SQL Server Statistics: Charting Volatile Data And Density Vector Values

 


Summary: Tony O'Grady, a Microsoft Premier Field Engineer based in the UK, continues with his second post of 5 advanced articles on charting statistical data with SQL Server. In this post he explores how changes to the underlying data are reflected in cardinality estimations, explores some scenarios, and introduces the concept of density vectors. Enjoy!


SQL Server LogoIn the first post in this series I gave an introduction to how the SQL Server optimiser utilises histogram values for cardinality estimations.  In this second post we are going to look at how changes to the underlying data are reflected in cardinality estimations. We will look at specific scenarios where actual values are not represented in the histogram. I introduce the concept of the density vector and show both its advantages and limitations depending on the scenario.

Scenario 1:  inserting additional values to [dbo].[SalesOrderDetail_big]

Reviewing the SalesOrderDetailID histogram from the first post, this covered values ranging from 1 – 121317 as we can see in Figure 1:

SalesOrderDetailID histogram from the first post

Figure 1

A sample INSERT statement below adds an additional SalesOrderDetailID value of 121318, inserting 100000 rows for this value.  Since the insertion is less than the threshold for an automatic statistics update, the value 121318 will not be represented in the histogram.  We can visualise this in Figure 2 which plots the histogram to actual values.

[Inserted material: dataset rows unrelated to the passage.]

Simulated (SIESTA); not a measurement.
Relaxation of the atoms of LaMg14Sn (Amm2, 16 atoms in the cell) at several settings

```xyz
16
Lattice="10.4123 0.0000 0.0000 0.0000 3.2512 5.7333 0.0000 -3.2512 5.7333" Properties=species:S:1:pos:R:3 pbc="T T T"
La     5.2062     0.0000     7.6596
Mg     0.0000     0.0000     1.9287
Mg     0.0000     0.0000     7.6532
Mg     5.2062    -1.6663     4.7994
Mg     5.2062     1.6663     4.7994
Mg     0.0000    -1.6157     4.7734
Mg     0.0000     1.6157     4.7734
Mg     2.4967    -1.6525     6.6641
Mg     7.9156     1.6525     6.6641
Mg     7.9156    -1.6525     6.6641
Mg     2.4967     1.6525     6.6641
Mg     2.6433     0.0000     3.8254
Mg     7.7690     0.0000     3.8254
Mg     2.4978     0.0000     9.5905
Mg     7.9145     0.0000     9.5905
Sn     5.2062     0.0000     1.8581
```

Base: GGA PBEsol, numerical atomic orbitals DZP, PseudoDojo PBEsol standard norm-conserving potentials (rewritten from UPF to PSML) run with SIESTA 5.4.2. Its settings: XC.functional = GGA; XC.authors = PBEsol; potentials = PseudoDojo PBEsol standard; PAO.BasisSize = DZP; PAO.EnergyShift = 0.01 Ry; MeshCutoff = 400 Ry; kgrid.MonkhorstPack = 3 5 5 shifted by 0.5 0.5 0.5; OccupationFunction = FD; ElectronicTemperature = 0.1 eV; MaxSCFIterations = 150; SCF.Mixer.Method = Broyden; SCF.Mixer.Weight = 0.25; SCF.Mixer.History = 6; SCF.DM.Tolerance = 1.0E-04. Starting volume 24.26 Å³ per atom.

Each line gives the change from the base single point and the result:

INSERT INTO [dbo].[SalesOrderDetail_big]

           ([SalesOrderID]

           ,[SalesOrderDetailID]

           ,[CarrierTrackingNumber]

           ,[OrderQty]

           ,[ProductID]

           ,[SpecialOfferID]

           ,[UnitPrice]

           ,[UnitPriceDiscount]

           ,[LineTotal]

           ,[rowguid]

           ,[ModifiedDate])

SELECT  TOP 100000

       [SalesOrderID]

          ,121318

           ,[CarrierTrackingNumber]

           ,[OrderQty]

           ,[ProductID]

           ,[SpecialOfferID]

           ,[UnitPrice]

           ,[UnitPriceDiscount]

           ,[LineTotal]

           ,[rowguid]

           ,[ModifiedDate]

FROM [sales].[SalesOrderDetail]

Plot of the histogram to actual values

Figure 2

When a sample query uses a WHERE clause value equal to 1213818, SQL Server estimates the number of rows as 1. We can see this in Figure 3 where the query plans for this scenario contains an expensive Key Lookup

SELECT * FROM [dbo].[SalesOrderDetail_Big]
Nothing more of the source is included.